> n=($^fpath(e^'n=($REPLY/*(N.)); reply=("$#n $REPLY")'^))
> print -l ${${(On)n}[1,3]}

And this continues to demonstrate that Zsh is the only language that the more I learn, the less readable my code becomes.  I really do appreciate you demonstrating the most-Zsh way to achieve the desired result.

There really ought to be an explainshell.com equivalent for Zsh expressions / expansion / modifiers / etc.  The information is already nicely codified in Zsh autocompletion (e.g. ${(<TAB> ), it would be nice to feed in expressions like the above and get a sane explanation.

I actually intend to use this goal for a babys-first-Rust project, so we'll see how far along I get.  The MVP of the project is to take a glob / path expansion expression (e.g. foo/**/bar(^/.) ) and convert it into a BSD find expression.

>> for d in $fpath; do n=$(ls $d/* | wc -l); echo "$n $d"; done | sort -nr | head -3
> Good heavens, so many processes and pipes.

Pipes are nicely composable, and maintainable by others not intimately familiar with Zsh section 14.  The Unix philosophy still applies -- do one thing and do it well.  Shells are good at connecting inputs and outputs and modifying them.

Sure, $#fpath + 4 processes is heavy vs. an array construct and a builtin -- but I don't think anybody is writing shell scripts for performance.

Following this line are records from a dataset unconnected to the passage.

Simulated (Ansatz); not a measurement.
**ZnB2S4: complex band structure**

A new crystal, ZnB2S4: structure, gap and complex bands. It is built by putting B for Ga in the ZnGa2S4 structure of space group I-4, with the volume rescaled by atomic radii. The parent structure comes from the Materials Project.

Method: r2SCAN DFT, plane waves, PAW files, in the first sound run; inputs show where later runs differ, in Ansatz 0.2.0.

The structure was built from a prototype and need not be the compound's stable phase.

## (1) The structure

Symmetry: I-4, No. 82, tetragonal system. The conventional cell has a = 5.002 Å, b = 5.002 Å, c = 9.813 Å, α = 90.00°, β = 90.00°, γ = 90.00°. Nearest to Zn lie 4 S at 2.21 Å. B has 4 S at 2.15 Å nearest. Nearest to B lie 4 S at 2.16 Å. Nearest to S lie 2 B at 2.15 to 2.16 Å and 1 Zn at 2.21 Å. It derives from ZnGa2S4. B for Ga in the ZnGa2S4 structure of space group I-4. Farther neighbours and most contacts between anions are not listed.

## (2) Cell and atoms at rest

This is more apparent when using e.g. the Rust package 'fd' via `fd --type f .` instead of extglob with **/*(.).  8.2 seconds vs 328 seconds (sample size is 1,641,649 files).  The only trade-off is that "fd" does not guarantee any ordering.  Skipping fd's internal sorting flags, and piping directly to sort(1) gives a runtime of 30 seconds -- still ten times faster than extglob (which is close to the number of CPU cores I have).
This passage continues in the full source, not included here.